The inscribed Etruscan stele discovered in the ancient settlement of Poggio Colla earlier this year has yielded an exciting name: Uni, a fertility/mother goddess who was the Etruscan equivalent of the Greco-Roman goddesses Hera and Juno. She may have been the goddess worshipped at the temple. Other finds made at Poggio Colla, most famously a ceramic fragment with the earliest birth scene in European art, support the contention that the town was the center of fertility cult.
The massive slab was found in the foundation of a 2,500-year-old stone temple, but it was recycled for that purpose. Archaeologists believe the stele was an important part of a sacred display in the first wood temple. It is ponderously sized at 500 pounds, four feet high and two feet wide, and is inscribed with letters and punctuation around the edges of the front face and sides. With the stone partially cleaned the number of characters found was 75. Now they’re up to 120 and still counting, putting it in the running for the longest Etruscan inscriptions on stone. It is certainly one of the three longest sacred (non-funerary) Etruscan texts yet discovered.
When the discovery of the stele was first announced, archaeologists expressed hope that they might discover from the inscription which deity the temple was dedicated to because it’s extremely rare for Etruscan sanctuaries to be so identified. The discovery of the name of the goddess Uni is therefore a wish come true. In addition to the name of the goddess Uni, researchers found the word “tinaś,” which they believe is a permutation of Tina or Tinia, the god of the sky and the top of the divine hierarchy in the Etruscan pantheon. Tina was the Etruscan equivalent of Zeus or Jupiter.
Etruscan epigrapher Adriano Maggiani and comparative linguist and University of Massachusetts Amherst classics professor Rex Wallace are studying the inscription and working to translate the text. They’ve found that the text was carved with great care, perhaps by a professional, highly skilled stone carver commissioned to carve words written by a scribe or temple official.
“This is probably going to be a sacred text, and will be remarkable for telling us about the early belief system of a lost culture that is fundamental to western traditions,” said archaeologist Gregory Warden, co-director and principal investigator of the Mugello Valley Archaeological Project, which made the discovery. [...]
“It is also possible that it expresses the laws of the sanctuary — a series of prescriptions related to ceremonies that would have taken place there, perhaps in connection with an altar or some other sacred space,” said Warden[.]

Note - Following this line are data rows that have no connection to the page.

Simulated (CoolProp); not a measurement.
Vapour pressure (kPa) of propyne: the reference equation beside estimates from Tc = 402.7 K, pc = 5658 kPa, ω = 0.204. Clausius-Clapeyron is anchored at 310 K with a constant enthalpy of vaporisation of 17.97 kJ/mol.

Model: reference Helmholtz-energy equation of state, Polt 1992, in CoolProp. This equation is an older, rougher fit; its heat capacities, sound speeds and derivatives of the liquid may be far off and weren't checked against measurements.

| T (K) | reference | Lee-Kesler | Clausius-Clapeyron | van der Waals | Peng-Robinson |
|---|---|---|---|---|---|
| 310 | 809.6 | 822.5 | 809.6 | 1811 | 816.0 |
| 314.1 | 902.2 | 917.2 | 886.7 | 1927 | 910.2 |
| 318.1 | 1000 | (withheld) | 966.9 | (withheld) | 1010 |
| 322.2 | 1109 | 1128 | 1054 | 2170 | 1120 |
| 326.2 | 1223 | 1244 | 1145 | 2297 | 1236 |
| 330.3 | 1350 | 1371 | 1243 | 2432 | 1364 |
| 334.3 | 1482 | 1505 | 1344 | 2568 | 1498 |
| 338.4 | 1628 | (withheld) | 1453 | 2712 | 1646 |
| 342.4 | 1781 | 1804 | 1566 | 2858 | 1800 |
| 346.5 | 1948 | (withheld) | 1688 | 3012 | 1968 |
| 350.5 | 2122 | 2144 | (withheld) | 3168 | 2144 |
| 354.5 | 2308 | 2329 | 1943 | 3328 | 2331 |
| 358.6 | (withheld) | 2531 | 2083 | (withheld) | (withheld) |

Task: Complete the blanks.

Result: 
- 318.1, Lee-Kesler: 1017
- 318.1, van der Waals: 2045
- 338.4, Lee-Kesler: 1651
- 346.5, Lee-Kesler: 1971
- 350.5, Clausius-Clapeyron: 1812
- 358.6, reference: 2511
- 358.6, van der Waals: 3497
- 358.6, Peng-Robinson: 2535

This is just the early stage of the translation, hence the carefully qualified statements. Mugello Valley Archaeological Project researchers will present the discovery of the goddess Uni in the inscription at an exhibit in Florence on August 27th. The talk will include a hologram of the stele since the stone itself is still in the process of conservation at the Archaeological Superintendency in Florence. Their findings will also be published in the upcoming November issue of the journal Etruscan Studies.
“We can at this point affirm that this discovery is one of the most important Etruscan discoveries of the last few decades,” Warden said. “It’s a discovery that will provide not only valuable information about the nature of sacred practices at Poggio Colla, but also fundamental data for understanding the concepts and rituals of the Etruscans, as well as their writing and perhaps their language.”